Interactive Self-Study Module: Hydrostatic Pressure
This module uses screencasts and an interactive simulation to derive equations for hydrostatic pressure and demonstrate how they are used. Screencasts are used to show derivations of hydrostatic pressure for incompressible and compressible fluids. An interactive simulation and example problems allow the user to test themselves. Your retention of material in this module will increase if you write down reasons for your answers to ConcepTests, questions in screencasts, and questions to answer before using interactive simulations, and you try to solve the example problems before watching the screencast solutions. We suggest using the learning resources in the following order:
- Attempt to answer the multiple choice concepTest and example problem before watching the screencasts or working with the simulations.
- Watch the screencasts that describe the hydrostatic pressure and answer the questions within the screencasts.
- Review important equations for hydrostatic pressure.
- Use the interactive simulation to further understand pressures beneath a system of multiple fluids.
- Try to solve the example problems before watching the solutions in the screencasts.
- Answer the concepTests.
- Look at the list of key points, but only after you try to list the key points yourself.
- Hydrostatic pressure is a fundamental concept in fluid mechanics and is used in storage tank design, scuba diving, and barometers.
- This module is intended for a fluid mechanics course.

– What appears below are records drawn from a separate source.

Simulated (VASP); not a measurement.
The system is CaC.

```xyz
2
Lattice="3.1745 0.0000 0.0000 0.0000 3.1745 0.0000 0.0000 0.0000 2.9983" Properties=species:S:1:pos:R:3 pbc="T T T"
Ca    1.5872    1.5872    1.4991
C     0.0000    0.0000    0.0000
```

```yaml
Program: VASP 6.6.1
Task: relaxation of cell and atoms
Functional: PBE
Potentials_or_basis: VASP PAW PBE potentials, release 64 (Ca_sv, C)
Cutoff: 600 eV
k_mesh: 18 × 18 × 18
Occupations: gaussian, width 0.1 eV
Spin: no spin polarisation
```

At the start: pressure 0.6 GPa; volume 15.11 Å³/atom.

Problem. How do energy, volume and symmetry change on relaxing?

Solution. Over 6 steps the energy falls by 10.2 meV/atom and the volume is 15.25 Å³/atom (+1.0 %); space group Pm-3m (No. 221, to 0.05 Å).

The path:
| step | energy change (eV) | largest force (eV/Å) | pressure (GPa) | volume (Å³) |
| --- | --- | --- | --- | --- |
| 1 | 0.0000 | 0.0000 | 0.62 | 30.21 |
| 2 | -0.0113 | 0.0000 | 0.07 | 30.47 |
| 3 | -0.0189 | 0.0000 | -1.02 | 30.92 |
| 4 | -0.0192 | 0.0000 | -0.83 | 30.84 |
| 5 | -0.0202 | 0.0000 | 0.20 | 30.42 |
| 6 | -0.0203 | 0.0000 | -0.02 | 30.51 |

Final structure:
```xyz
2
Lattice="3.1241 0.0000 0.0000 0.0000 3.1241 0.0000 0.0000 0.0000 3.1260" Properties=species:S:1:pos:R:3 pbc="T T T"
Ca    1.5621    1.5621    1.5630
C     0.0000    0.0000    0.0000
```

Before studying this module, you should be able to:
- Use specific weights of fluids.
- Derive the equation of motion for a fluid at rest with no shear stresses.
After studying this module, you should be able to:
- Calculate the hydrostatic pressure at any location within a fluid for incompressible, compressible isothermal, and compressible non-isothermal fluids.
- Compare pressures between different fluid container types.
- Compare hydrostatic pressures at different points through a fluid.
- Determine when it is reasonable to assume a fluid is compressible or incompressible.